Making Cloud SLAs readily usable in the EU private sector

Negotiating & Contracting

This phase can include preparing for negotiation and the actual negotiation and deal making with one or more CSPs, including sharing concerns, discuss in-scope and out-of-scope (cloud) services, debating about trade-offs and finding common grounds, reaching agreement, double-checking needs, goals and assumptions, and of course documenting the contractual arrangements, and signing thereof.

Commoditised public cloud services on a shared infrastructure (off-the-shelf services) come with standard contracts (“take-it-or-leave-it”) by default. The major benefit for customers is having access to sophisticated computing technologies at relatively low cost. Not having to make upfront investments, gives start-ups and IT savvy SMEs entry into almost any sector, or let’s face, it can just mean business survival in the digital age.

Some service providers sell through indirect channels via partners. This means the SLAs and associated contract is signed between the partner (integrator, ISV, VAR, etc.) and the final end-user. This may (or may not) leave room for negotiation.

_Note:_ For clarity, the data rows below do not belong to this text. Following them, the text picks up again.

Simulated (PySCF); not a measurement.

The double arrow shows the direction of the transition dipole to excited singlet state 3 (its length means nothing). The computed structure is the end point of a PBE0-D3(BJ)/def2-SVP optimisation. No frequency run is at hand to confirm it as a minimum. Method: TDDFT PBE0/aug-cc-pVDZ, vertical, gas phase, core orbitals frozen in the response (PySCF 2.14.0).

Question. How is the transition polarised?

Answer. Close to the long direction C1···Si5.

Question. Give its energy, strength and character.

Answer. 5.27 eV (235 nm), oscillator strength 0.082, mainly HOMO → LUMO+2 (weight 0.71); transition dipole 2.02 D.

As outlined in Cloud Computing Law, Common drivers for negotiated contracts are mostly commercial issues where high service levels are required for mission-critical services and risk allocation between customer and provider

Irrespective of your ability to negotiate, having a clear understanding of the SLAs and monitoring the provider’s commitment to them are paramount – it’s really all about transparency.

Negotiations by large customers have helped raise awareness about privacy and security. Research in Europe is giving much greater emphasis on security, data protection and privacy, monitoring mechanisms, and open source solutions, so make sure your migration plan allows for new market offers.

What to bear in mind when negotiating

From the very beginning, it is very important to clarify the specific responsibilities of each party, whether shared or individually owned. Taking these steps means you can mitigate the risk of losing key protections and efficiencies that SLAs can provide.

Before implementing a cloud contract, both parties should make an exhaustive review and negotiation of the service level agreements, wherever this is possible.

Agreements with the provider should include SLAs that not only benefit the vendor but also safeguard your business or agency, so clarify the specific responsibilities of each party, whether shared or individually owned. Define penalties with documented credit amounts for each missed deliverable.

Pay special attention to the termination phase during negotiation, as conditions prove critical in protecting against cloud vendor lock-in. Ensuring all conditions are properly in place gives you, the customer, greater control over the cloud services you are using.